Thursday, January 25, 2007

GAUGUIN : BONJOUR MONSIEUR GAUGUIN

Eugène Henri Paul Gauguin was born in Paris in June 1848, the son of Clovis Gauguin, a Republican editor, and his wife Aline Marie Chazal. In 1849, after Louis Napoléon came to power, the family emigrated to Peru. Clovis Gauguin died on the way. His widow and 2 children, Paul and his elder sister Mari, stayed in Lima with their rich relatives and did not return to France until 1855.

In 1868, Paul joined the navy, which he left after the Franco-Prussian War. Instead, he started to work as a broker’s agent in Paris. The first known drawings by Gauguin dated 1871, when he was in his late twenties. In 1874, Gauguin met Pissaro and other Impressionists. He traded at the stock exchange, which provided a comfortable income and he bought many of the Impressionists' paintings and had a handsome collection.

His début in the Salon took place in 1876. In 1883, Gauguin quit the stock exchange; financial troubles weren't long in waiting. In 1885, he left his family in Copenhagen with his parents-in-law. In 1891, he managed to organize a trip to Tahiti at the expense of the French government. In 1900, after a contract with Vollard, a Parisian dealer, his financial position improved, but his health was irreparably ruined.

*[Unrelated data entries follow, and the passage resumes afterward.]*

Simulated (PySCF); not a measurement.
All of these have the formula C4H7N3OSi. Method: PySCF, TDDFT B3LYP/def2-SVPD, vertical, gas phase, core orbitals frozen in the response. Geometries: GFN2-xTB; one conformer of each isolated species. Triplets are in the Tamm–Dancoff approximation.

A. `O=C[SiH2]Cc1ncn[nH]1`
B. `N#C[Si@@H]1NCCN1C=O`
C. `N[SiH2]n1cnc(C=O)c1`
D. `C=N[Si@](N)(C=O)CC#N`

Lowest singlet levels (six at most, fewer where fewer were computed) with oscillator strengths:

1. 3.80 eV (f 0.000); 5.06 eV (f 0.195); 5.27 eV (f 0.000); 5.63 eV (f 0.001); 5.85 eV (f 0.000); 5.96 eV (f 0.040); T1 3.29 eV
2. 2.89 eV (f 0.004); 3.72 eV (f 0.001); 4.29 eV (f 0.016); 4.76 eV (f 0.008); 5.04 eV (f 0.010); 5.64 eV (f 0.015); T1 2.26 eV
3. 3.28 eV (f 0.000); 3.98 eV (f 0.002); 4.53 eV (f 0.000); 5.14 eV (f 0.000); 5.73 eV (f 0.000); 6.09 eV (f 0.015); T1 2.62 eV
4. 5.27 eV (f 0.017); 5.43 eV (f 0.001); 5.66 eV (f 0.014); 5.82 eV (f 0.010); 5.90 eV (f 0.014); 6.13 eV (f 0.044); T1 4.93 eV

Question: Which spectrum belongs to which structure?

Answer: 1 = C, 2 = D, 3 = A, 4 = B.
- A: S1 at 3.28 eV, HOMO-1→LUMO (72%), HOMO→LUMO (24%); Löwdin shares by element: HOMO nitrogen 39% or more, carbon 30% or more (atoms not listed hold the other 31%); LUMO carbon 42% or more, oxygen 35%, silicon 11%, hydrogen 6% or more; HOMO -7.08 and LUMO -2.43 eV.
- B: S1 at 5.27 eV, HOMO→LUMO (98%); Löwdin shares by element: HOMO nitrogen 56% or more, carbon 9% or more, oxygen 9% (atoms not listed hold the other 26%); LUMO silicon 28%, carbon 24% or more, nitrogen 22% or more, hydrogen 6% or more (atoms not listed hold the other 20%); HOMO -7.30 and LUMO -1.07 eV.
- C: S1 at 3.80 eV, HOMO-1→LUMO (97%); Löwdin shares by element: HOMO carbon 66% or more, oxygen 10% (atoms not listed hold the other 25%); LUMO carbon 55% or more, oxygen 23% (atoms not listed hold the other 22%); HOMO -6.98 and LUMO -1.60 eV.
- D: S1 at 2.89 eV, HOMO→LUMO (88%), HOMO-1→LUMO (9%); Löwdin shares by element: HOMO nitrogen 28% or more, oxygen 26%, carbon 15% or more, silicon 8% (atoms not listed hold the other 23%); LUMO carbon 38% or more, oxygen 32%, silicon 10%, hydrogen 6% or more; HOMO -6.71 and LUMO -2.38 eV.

In 1901 he moved from Tahiti to Atuana on the Island of Dominique in the Marquesas, where his colors grew even more abundant and lush, and where he executed such pink and mauve paintings as
Horsemen on the Beach. (1902) and The Call. (1902). In 1903, Gauguin was sentences to three-months in prison and fined 1,000 francs because of problems with the church and the colonial administration. Before he could begin his sentence he died, on the 8th of May at his home in Atuana. The man was not nice but his pictures are beautiful

Bonjour Monsieur Gauguin is an homage and an emulation to Gustave Courbet (1819-1877) who painted a Bonjour Monsieur Courbet (below). In 1969, it went in a sale in Geneva (Switzerland) for SF 1,3 million ($ 329,000). It was bought by Dr Armand Hammer, president of Occidental Petroleum, who had flown to Geneva in his private jet and landed in a snow storm, the last plane allowed to land. Later he was offered a huge profit by Onassis whose plane had been forbidden to land in Geneva. Hammer told the Greek the painting was not for sale.

It is now on the walls of the Narodny Gallery in Prague (Czech Rep.).